Congestion pricing exemption plan for those with disabilities called burdensome
The MTA’s plan for exempting people with disabilities from its forthcoming congestion pricing program could be overly burdensome and restrictive, including by requiring qualified users to always travel in the same vehicle to avoid paying the new tolls, Long Island disability advocates said Tuesday.
A day after the Metropolitan Transportation Authority rolled out the details of its disability exemption plan, Nassau and Suffolk residents reacted with both appreciation that they would not have to pay the congestion pricing tolls, and criticism for how they will be required to go into the city to register for the program, and be restricted to one vehicle.
“If the person is eligible, the person is eligible, no matter what vehicle they use,” said Wantagh resident and disability rights advocate Gina Barbara, who uses a wheelchair. “There’s so much protocol and criteria now on the backs of people with disabilities, now is really not the time to start throwing more on our plates.”

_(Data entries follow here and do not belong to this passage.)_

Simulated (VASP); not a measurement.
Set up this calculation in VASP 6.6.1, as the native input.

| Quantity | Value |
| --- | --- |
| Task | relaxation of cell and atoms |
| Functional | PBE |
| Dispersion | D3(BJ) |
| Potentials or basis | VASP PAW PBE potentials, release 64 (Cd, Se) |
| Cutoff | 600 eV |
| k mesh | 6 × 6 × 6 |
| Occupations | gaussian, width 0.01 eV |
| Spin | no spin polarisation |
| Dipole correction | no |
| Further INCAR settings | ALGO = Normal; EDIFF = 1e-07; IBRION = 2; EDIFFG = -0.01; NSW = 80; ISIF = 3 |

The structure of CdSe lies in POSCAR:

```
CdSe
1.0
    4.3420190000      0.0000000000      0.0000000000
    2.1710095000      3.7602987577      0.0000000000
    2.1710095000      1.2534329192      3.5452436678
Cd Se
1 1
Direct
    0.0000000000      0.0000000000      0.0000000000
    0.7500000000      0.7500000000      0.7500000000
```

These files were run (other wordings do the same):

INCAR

On Monday, MTA officials explained that people with disabilities looking to get an exemption would have to be approved for an “Individual Disability Exemption Plan,” or “IDEP.”
WHAT TO KNOW
The MTA detailed its plan to exempt people with disabilities from its forthcoming congestion pricing tolls in Manhattan.
The plan will require applicants to be screened at a New York City assessment center, unless they are already registered for the MTA's Access-a-Ride program.
- Some disability rights advocates criticized the plan for being overly burdensome and restrictive, including by requiring qualified users to always travel in the same vehicle to avoid paying the new tolls.
While the 170,000 New York City residents already registered in the MTA’s Access-a-Ride program would be automatically qualified, others would have to visit an “assessment center” in one of the city’s five boroughs to register, MTA chief accessible Quemuel Arroyo said at a meeting of the transit authority Monday.
“If they are eligible, they will get one vehicle . . . for the exemption,” said Arroyo, who called it "a very fair program."
The MTA plans to begin signing up users for the program around 60 days before the implementation of congestion pricing. The MTA is aiming to enact the new tolls in June, but has said the plan could be delayed by pending lawsuits.
The MTA’s Central Business District Tolling Program will charge most vehicles $15 for driving below 60th Street in Manhattan. Vehicles transporting people with disabilities will be exempt, as will emergency vehicles, like police cars or ambulances; transit buses; and certain specialized government vehicles, like garbage trucks or snow plows.
Barbara said she expects many Long Islanders with disabilities either won’t know about the IDEP plan, or will choose against traveling to one of the assessment offices to apply.
Marilyn Tucci, outreach coordinator for the Suffolk Independent Living Organization, suggested that the MTA issue special E-ZPass transponders that qualifying users can take with them in any vehicle they use.
“What if you’re in somebody else’s car? . . . Say, I go into the city with my friend in her car. I’m disabled, but they don’t know I’m disabled,” said Tucci, who also noted that exempting a vehicle based only on its plate could also result in people without disabilities fraudulently avoiding tolls. “People are going to try to do that. That’s the sad part.”
MTA spokesman Aaron Donovan said the transit authority is "committed to enforcing all types of fraud related to toll evasion," including, "misrepresentation of identity."
In addition to Access-a-Ride’s user rolls, the transit authority is looking to determine "whether any other existing programs can be used to provide similar qualifying credentials,” MTA officials said in a statement.
Wheelchair user and disability rights advocate Emily Ladau, 32, who lives in New Jersey and frequently visits the Babylon home of her mother — also a wheelchair user — said she was initially concerned over the MTA’s congestion pricing plan, especially because the transit is system is not fully accessible.
“I was definitely concerned about the significant expenses my family would incur to get back and forth for visits, appointments, and other needs via car since public transit poses so many accessibility issues,” Ladau, 32, said in an email. “The IDEP is hopefully going to be a welcome relief to level the field for disabled people who have to get where they need to go in a safe, accessible way."